Hundreds of countries around the world, that provide for citizens of all nationalities from all walks of life, have sent their condolences to Singapore.
This after it was announced that the Singtel broadband Internet passed away suddenly on Dec. 3, 2016.
The devastating effects of the void left behind by Singtel broadband Internet’s passing is expected to be felt by the next several generations of Singaporeans.
The United Nations is expected to call an emergency meeting to help Singapore deal with the fallout from this sudden demise of the Internet in a country that prides itself for having First World infrastructure.
Surrounding countries in the Southeast Asia region are also gearing up for an influx of refugees expected to hit their coastlines, as the dense population in Singapore are evacuating by sea and over land, in search of a better WiFi signal.
Countries likely to absorb the massive outflow of refugees include Malaysia and Batam.
Emergency rations from around the world have been deployed to help the island republic avert a humanitarian crisis of a scale not seen in the last 50 years, during a time when there was really no such thing as the Internet.
Aid workers worldwide are worried the situation might deteriorate further and are expediting the process for refugees to be granted asylum status.
A spokesperson for the Unicef peacekeeping force, re-iterated it is not entirely up to the regional neighbours to absorb Singaporeans who are fleeing.
Er Sai Lam, a former peacekeeper who has toured Afghanistan and Iraq, said: “It is up to the digital natives in Singapore to adapt to the conditions of the surrounding countries.”
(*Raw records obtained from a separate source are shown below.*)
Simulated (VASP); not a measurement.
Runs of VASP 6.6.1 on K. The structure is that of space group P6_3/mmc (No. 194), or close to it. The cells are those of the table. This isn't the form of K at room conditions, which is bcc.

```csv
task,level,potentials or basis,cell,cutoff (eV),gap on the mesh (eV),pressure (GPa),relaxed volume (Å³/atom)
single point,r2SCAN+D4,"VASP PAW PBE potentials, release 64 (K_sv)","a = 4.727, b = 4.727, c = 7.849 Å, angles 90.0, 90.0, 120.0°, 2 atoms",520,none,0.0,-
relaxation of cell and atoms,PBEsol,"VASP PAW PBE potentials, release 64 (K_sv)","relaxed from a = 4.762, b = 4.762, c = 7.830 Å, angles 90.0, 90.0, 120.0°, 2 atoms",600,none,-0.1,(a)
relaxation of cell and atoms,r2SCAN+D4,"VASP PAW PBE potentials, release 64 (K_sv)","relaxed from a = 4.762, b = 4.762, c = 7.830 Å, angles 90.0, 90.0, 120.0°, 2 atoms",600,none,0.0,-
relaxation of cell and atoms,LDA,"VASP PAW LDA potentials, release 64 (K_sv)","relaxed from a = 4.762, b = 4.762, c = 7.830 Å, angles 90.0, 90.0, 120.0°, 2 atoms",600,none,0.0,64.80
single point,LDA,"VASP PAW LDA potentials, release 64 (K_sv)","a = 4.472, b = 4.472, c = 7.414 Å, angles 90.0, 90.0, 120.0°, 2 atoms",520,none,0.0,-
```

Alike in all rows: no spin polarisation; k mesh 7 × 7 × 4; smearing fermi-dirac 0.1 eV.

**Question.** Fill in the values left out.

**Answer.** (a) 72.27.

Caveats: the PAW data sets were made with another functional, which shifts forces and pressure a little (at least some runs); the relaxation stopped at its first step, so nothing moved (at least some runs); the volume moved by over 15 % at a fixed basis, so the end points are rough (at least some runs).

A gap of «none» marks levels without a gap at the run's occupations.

“As new immigrants, some of these Singaporeans would have to give up their past accounts and re-look into how to build up a following on new social media platforms.”
“For example, surrounding countries might not have broadband speeds that are as fast as Singapore’s, which will rule out rampant Snapchat usage.”
“Social media platforms such as Instagram, which are photo heavy, might not work as well.”
“Singaporeans might need to become more text-reliant instead and get used to many of the unheard of social media platforms favoured by natives in the region.”
“They would also have to compete head-on to acquire a following that easily dwarfs the type of following they can get in Singapore.”
“50,000 followers might be a big thing in Singapore, but we’re looking at two to three million followers in places such as Indonesia and Thailand.”